Book Review: Invisibility

Image via Goodreads

Rating: 3 out of 5

Oh, how I wanted to enjoy this book more! Invisibility, a collaboration between David Levithan (Every Day, The Lover’s Dictionary) and Andrea Cremer (The Nightshade series), was published in 2013 and seemed to be every YA lover’s dream. But while the story started out great, it only got more disappointing with each page.

The book’s structure is certainly unique. The authors alternate chapters between two teenagers living in Manhattan: Levithan writing from the POV of Stephen, a boy cursed into invisibility by his grandfather, and Cremer writing as Elizabeth, his new next-door neighbor who discovers that she is the only one who can see him…and possibly cure him.

This sounded similar to Every Day, since it also features a paranormal romance, but I quickly found out that it’s subpar to Levithan’s solo story. In that book, the protagonist known simply as “A” wakes up in a new person’s body every day (hence the title), and the reader is given almost no reason as to why. I appreciated that sentiment also seen in Kafka’s Metamorphosis, because the audience must take a leap of faith and begin in media res.

However, Invisibility attempts to explain Stephen’s condition with poorly designed world creation in which magical curse-casters and spell-seekers exist in constant tension with one another–the former like Stephen’s grandfather whose nature it is to spread cruelty, and the latter like Elizabeth who have the power to keep them in check.

There are so many plot holes in this story that it would take forever to list them, but the most egregious is that there is no explanation as to why Elizabeth is the only spell-seeker who can see Stephen when there are others who can’t. The rules of this magical universe are haphazard, and the overall logic is just abysmal.

In addition, this novel suffers from the common YA mistake of ‘insta-love,’ given that Stephen and Elizabeth are willing to die for each other only a few weeks after meeting. I won’t give the ending away, but even a hopeless romantic like myself has a hard time buying that their relationship could possibly have a ‘happily ever after.’

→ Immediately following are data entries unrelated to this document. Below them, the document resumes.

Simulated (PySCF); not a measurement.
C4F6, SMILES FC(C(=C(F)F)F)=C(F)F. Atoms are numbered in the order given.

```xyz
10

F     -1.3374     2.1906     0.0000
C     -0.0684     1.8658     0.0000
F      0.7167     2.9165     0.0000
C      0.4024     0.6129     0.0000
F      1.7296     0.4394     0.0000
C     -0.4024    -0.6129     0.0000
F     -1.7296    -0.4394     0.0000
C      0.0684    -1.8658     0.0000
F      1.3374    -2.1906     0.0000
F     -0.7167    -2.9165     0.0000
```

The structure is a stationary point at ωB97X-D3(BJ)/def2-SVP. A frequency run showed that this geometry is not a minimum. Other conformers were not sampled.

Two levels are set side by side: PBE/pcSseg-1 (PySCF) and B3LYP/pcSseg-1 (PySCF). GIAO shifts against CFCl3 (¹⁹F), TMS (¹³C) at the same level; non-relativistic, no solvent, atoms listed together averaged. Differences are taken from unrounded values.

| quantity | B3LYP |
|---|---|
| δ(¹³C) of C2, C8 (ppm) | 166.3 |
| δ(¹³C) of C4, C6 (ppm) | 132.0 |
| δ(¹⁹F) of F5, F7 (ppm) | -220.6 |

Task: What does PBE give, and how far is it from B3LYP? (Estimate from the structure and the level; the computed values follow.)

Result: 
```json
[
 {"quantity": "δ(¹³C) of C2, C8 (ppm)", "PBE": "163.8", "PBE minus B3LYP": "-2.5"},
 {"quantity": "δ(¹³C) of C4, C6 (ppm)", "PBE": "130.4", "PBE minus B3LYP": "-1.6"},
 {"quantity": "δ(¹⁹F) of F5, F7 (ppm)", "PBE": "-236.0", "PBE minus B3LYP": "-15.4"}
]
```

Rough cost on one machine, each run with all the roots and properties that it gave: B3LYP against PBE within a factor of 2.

Nope, not even if I’m looking at you, Ryan Gosling!

As much as the book is entertaining and keeps you turning pages, I find it a rushed, terribly thought-out tale that reads more like mediocre fan-fiction than a legitimate novel. I rated this 3 stars because Levithan’s writing prowess is undeniable, but it far outshines Cremer’s. While I’m happy for her for getting the chance to ride his coattails, I’ll stick to the work of her writing partner in the future.

Audiobook Review: Jinx

Cover of "Jinx"

Image via Amazon

Rating: 2 out of 5

If you’ve been reading Book Club Babe, you already know that I’m a devoted Meg Cabot fan. I may have a whole shelf of her work, but this was the first time that I bought one of her books in audio.

I’m still waiting for Awaken, Cabot’s sequel to Underworld, which will be released this July. So I decided to check out Jinx (2007), one of her few stand-alone novels. Unfortunately, it was aptly named, but it was one big ball of bad luck.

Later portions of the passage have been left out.